-3

I'm trying to match several date formats in spanish with a regular expression


For example: 03 DE Mayo 2020 03 DE May. 2020 03 DE May. del 2020 03 DE Mayo 20 03 DE May. 20 03 DE May. del 20 3 DE Mayo 2020 3 DE May. 2020 3 DE May. del 2020 3 DE Mayo 20 3 DE May. 20 3 DE May. del 20

What could be the right regex to match this?

Wiktor Stribiżew
  • 484,719
  • 26
  • 302
  • 397

1 Answers1

0

The following regex would match all of the date formats you listed, however, you haven't described what you want the regex to exclude. Please let me know if this isn't selective enough.

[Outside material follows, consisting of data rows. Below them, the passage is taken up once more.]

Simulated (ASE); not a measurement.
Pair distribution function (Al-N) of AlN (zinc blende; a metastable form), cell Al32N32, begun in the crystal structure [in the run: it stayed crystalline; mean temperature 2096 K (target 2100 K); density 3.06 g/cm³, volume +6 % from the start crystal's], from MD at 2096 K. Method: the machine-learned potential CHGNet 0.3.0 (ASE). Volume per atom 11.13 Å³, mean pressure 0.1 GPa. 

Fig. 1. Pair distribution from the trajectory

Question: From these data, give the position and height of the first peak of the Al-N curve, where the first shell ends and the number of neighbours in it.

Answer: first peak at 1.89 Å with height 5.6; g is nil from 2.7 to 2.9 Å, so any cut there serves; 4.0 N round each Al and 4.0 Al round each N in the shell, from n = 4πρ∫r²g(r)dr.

^\\d{1,2} DE (?:\\w{3}\\.|\\w+) (?:del )?(?:\\d{4}|\\d{2})$

Explanation:

  • ^ Anchors the match to the start of the string
  • \\d{1,2} Matches one or two digit characters (this is the day)
  • DE Literally matches " DE ", which is present in all of the formats
  • (?:\\w{3}\\.|\\w+) Either matches 3 word characters and then a literal dot, or matches one or more word characters (this is the month)
  • Matches a literal space (there is always a space after the month)
  • (?:del )? Matches "del " if it is there, but doesn't require it
  • (?:\\d{4}|\\d{2}) Matches either 2 or 4 digit characters (this is the year)
  • $ Anchors the match to the end of the string

In Java, to test if a certain string str is one of those date formats, you could use:

str.matches("^\\d{1,2} DE (?:\\w{3}\\.|\\w+) (?:del )?(?:\\d{4}|\\d{2})$");

Or if you want to pull out a list of all occurrences of those date formats in str, you could use:

ArrayList<String> matches = new ArrayList<>();
Matcher regex = Pattern.compile("\\d{1,2} DE (?:\\w{3}\\.|\\w+) (?:del )?(?:\\d{4}|\\d{2})").matcher(str);
while (regex.find()) {
    matches.add(regex.group());
}
Charlie Armstrong
  • 1,955
  • 2
  • 7
  • 16